| I think that this is part of the way to do it, but not all of it. I might consider: 0. All of the BIOS code and other hardware code should be FOSS. This should be printed in the manual as well. A simple assembly language might be preferable, and if the hex codes are also printed next to it, they can also be entered manually if necessary. 1. The operating system cannot update the BIOS at all. To do so requires to set a physical switch inside of the computer which disables the write protection of the BIOS memory, and also disallows the operating system from automatically starting. 2. Require keyboards, etc to be connected to dedicated ports, not to arbitrary USB ports. (This is possible with USB but is a bit difficult; PS/2 would be better.) 3. You can program it manually (whether or not the BIOS memory is write protected) without starting the operating system (this makes the computer useful even if no operating system is installed); perhaps with an implementation of Forth. When BIOS memory is write enabled, then such a program may be used to copy data from the hard drive to the BIOS memory. 4. Like you mention, it should make it easy to audit and detect when keys have been changed. An included display might normally display other stuff (e.g. boot state, temperature measurement, etc), but a switch can be used to display a cryptographic hash. If you always fill all of the memory (even if part of it would not otherwise be used) then it can be difficult to tamper with in the case of an unknown vulnerability. 5. I had seen suggestion to add glitter and take a picture of it, to detect physical tampering. This can help in order to avoid alterations of the verifications themself. If it is desirable, you can have multiple compartments which can be sealed separately, each one with the glitter. If some of these compartments are internal, a transparent case around some of them might help in some ways (as well as to detect other problems with the computer that are not related to security). However, even the above stuff will need to be done correctly to avoid some problems, since you will have to consider what is being tampered with. (You might also consider the use of power analysis to detect the addition of extra hardware, and the external power can then be isolated (and a surge protector added) to mitigate others attacking your system with power analysis and to sometimes mitigate problems with the power causing the computer to malfunction.) |
1. There are some things that may need to be updated from time to time that need to be applied before the OS is loaded - microcode updates being one of these. I would still like a physical write-enable switch.
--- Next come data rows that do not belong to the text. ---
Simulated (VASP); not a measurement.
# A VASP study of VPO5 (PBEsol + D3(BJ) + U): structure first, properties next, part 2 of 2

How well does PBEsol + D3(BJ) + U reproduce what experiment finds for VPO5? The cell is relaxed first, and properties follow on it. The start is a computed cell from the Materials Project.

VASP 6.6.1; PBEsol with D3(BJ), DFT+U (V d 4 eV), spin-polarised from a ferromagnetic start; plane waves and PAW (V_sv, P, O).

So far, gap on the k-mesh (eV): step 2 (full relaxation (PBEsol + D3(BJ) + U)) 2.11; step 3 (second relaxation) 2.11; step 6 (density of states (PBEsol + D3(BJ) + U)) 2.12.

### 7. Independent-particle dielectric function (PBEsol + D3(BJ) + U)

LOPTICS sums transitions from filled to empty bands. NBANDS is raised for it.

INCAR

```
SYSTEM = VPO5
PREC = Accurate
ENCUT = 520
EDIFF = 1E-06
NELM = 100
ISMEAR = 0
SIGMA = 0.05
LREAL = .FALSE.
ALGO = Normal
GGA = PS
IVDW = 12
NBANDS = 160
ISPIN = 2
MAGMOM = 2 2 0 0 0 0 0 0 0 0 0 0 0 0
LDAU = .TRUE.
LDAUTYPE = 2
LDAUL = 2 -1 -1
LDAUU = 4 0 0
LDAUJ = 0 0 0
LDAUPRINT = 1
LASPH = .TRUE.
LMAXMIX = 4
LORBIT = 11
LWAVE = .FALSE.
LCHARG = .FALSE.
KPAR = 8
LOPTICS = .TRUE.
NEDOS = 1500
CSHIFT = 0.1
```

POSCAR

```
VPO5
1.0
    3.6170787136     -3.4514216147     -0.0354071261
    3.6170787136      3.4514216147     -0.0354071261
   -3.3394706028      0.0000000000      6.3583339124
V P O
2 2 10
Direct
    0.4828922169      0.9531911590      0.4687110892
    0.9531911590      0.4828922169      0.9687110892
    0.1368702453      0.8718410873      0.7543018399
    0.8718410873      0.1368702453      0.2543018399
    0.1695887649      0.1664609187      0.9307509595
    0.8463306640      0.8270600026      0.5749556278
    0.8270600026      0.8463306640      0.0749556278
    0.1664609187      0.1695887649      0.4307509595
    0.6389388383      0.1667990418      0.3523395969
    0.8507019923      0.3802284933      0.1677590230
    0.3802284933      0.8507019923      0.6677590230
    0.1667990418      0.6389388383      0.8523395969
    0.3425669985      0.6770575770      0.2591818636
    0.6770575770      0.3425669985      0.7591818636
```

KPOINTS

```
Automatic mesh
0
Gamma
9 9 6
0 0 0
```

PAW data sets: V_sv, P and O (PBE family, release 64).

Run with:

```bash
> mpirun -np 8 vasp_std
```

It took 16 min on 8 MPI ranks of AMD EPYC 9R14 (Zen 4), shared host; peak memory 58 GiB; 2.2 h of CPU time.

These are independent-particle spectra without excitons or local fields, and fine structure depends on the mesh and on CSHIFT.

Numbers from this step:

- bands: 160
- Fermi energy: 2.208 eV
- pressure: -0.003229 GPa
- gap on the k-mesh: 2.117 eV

2. Making a keyboard that is not a real keyboard is easier than ever with things like Arduino and Raspberry Pi, and it doesn't matter the interface. There is probably not a way to verify physical presence that can't be duplicated remotely. At some point humanity has to get beyond the primitive mentality of "this stuff on a computer monitor/from a speaker looks/sounds just like real stuff so it is the real stuff" and we have to accept that computers are machines and not in and of themselves a proxy for reality unless specifically considered so.
3. Funny, the original 1981 PC booted to ROM BASIC if it couldn't boot off of anything, so it was useful without an OS. I really wish UEFI firmware was on a replaceable SD card and the system would literally have no firmware if it was not present. I would pay the 2 cents more it would cost OEMs. With all the capability in modern chipsets I feel like this would be trivial to do.
4. Good idea. I wish computers had a separate display that is attached through some legacy interface like RS-232 and that doesn't go through VGA at all for this purpose, like a cheap LCD screen.
5. The old punched cards were very low density, but had one really nice property: you could physically see the data with nothing more than your eyes. It's funny that a stack of punched cards could potentially be more secure than millions of instructions of code hidden in a NAND or ROM that you cannot see or verify except with another device that you also have to trust and run on a platform you trust. Even then you can't really see the bits on a NAND or ROM without special expensive equipment. It'd be cool if there could be a high-density storage device where the binary contents are somehow physically viewable and discernable without a CPU needed. Something like QR codes but much, much more high density.